It's fine to talk about people having missions in life, being called out from pagan nations or whatever; the point I was making is that this is not what the word
ekklesia means. It definitively does
not mean "called out ones" and to take it further to say "some are called out of Israel," as someone else had posted (sorry for the paraphrase) etc. is building a theology on a linguistics of sand.
None of the believers who were Jews were called out from Israel. Israel was not a pagan nation as the other nations were (like the land of Ur in your example). The tree which is Israel may be pruned, but believers in the Messiah who came/come from Israel are not called out of Israel; they remain in their tree, in the solid trunk. Others may be pruned out of it, and those born Gentile
can be grafted in to the trunk (i.e. convert, study the word etc. to make a strong graft). Then they are as immigrants who have obtained their rightful place in the kingdom of Israel (I don't mean the secular nation only).
No a synagogue did not become a church when they all accepted the Messiah; it remained a synagogue.

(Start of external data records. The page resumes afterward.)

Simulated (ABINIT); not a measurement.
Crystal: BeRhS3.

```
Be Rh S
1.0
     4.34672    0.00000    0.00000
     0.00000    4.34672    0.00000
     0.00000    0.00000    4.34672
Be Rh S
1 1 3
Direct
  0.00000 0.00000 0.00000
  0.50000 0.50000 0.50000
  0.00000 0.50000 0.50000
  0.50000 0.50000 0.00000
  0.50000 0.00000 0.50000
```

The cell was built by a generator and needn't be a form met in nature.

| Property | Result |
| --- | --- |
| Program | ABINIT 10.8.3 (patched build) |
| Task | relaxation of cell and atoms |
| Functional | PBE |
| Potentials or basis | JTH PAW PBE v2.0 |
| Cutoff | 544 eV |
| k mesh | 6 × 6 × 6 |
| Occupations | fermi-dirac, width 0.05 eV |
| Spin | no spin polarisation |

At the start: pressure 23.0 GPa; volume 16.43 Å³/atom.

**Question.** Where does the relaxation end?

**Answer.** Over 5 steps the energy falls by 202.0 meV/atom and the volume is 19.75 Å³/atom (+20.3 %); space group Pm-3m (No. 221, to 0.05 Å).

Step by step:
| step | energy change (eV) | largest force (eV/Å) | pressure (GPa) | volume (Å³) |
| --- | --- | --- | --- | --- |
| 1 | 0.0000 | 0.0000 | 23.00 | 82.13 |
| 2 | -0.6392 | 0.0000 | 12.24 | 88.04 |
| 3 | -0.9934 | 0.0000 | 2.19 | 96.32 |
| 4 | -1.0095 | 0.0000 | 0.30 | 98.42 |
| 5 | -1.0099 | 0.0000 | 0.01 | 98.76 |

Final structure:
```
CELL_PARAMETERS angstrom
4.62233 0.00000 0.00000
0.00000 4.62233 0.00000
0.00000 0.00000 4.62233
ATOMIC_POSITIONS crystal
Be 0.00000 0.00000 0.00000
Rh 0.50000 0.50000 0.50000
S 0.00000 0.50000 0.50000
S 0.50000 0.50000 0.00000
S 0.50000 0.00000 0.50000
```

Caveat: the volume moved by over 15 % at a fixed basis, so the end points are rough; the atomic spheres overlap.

church is a totally alien word. It's funny how some English translations will translate the Greek
synagogey "church" when it's positive like a body of believers and translate the identical word
synagogue when something bad is going on there "i.e. the
synagogue of Satan."
A synagogue is just a gathering, Greek
synagao means "I gather together."
There is no "church," there is the
qehal-Yisrael which many many
ethnoi (ethnics as Paul calls them) have joined.
Ekkleisia in all likelihood expressed the idea of a sub-group within the synagogue community.
See this photo I took from a footnote in mark Nanos, "The Irony of Galatians-Paul' Letter In First-Century Context" (p.73), Fortress Press
View attachment 1903
Jews were not called out of the Jewish community; the
ekkleisia was/is the Jewish community; there just happen to be MANY immigrants now
Hope you at least found this interesting guys.